# I need an easy way to limit current in a mosfet circuit.

Hello all, I am looking to drive a mosfet pwm from the arduino directly. Problem is I want to make sure the load doesn't spike to excessive currents. Say keep it under 20 amps at all times.

Can any body suggest an idea if this can be done with a simple resistor or some other component.

I am looking for something effective and reliable, but not too elaborate.

At that current I would consider monitoring the current level with the Arduino and adjusting the PWM accordingly. An efficient (power-wise) way to do this is with a hall-effect current sensor like the Allegro ACS712 and relatives (like this board, though it uses an ACS712 only rated for 5A).

Less efficient is to put a current sense resistor in series with the current path, like 0.01 ohms or so, and then measure the voltage across it using a carefully-designed amplifier circuit. The power wasted in this resistors is I*I*R (where I is the load current, 20A in your case) so the smaller the resistor the better, and its power rating must be chosen carefully (at least 5W for 0.01 ohms in your case).

You could also use a high-side current sensor like the ZXCT1009 as it is essentially an integrated current-to-voltage converter, though you have to put it on a PCB.

-- The Rugged Motor Driver: two H-bridges, more power than an L298, fully protected

There's voltage regulators that can do the job.

http://www.reuk.co.uk/LM317-High-Current-Voltage-Regulator.htm

http://www.reuk.co.uk/Using-The-LM317T-To-Regulate-Voltage.htm

Example - Recharging a Mobile Phone Battery from a 12V Battery Bank with an LM317T Therefore, if for example you decide to recharge your mobile phone battery directly from a 12 Volt (nominally) battery bank you would typically need a voltage output of around 5 volts, and an output current of around 500ma. The LM317T can handle average currents of up to 1.5 Amps so it will work well in this situation.

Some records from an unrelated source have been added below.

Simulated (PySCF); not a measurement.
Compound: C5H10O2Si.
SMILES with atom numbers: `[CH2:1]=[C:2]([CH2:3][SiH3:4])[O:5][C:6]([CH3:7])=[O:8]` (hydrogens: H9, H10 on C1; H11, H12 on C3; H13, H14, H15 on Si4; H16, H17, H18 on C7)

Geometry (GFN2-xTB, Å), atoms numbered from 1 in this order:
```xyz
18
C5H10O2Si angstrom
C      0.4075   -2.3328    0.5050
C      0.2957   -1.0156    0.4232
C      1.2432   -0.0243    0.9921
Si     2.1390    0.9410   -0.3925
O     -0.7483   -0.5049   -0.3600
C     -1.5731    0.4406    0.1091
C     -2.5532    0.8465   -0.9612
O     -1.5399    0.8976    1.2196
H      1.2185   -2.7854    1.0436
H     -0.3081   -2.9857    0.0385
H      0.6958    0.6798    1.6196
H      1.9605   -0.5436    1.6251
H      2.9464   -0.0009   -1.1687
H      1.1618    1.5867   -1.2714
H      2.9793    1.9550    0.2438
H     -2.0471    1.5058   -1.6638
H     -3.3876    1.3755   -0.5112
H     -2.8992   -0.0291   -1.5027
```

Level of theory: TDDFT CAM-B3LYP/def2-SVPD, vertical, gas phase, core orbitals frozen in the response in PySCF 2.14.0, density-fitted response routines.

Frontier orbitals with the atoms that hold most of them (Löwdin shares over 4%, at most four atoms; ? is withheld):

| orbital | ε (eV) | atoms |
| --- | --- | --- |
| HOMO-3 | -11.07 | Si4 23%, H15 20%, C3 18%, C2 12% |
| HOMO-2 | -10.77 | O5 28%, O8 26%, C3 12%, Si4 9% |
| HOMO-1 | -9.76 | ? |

I don't know the energy cost. There's a 1.25V ref bleeding out through a good size resistor in the circuits I saw.

power453c:
I am looking to drive a mosfet pwm from the arduino directly. Problem is I want to make sure the load doesn’t spike to excessive currents. Say keep it under 20 amps at all times.

If we’re talking resistive loads, then you can use an AMPOP in a well-known current sink configuration (open the datasheet of National’s LM358, the circuit is there) and be prepared to dissipate a huge amount of heat.
If we’re talking inductive load, it all depends on how fast your current goes up, but the already mentioned LM3xx comparator and shunt resistor may be a good and simple option, connected directly to a pin in interrupt mode; still some work needs to be done on the sw side so that it all works ok. Anyways, as I said, it all depends on how fast your current goes up.

power453c:
Can any body suggest an idea if this can be done with a simple resistor or some other component.

I am looking for something effective and reliable, but not too elaborate.

And cheap too, right? The holy grail of engineering :), unfortunately you can only pick 2, any 2.

Maybe you could connect a Hall sensor watching the output in a way to limit the input to the fet.

add: Or maybe there's some way to coil the outgoing wire current around the grid lead. Probably only take a few turns.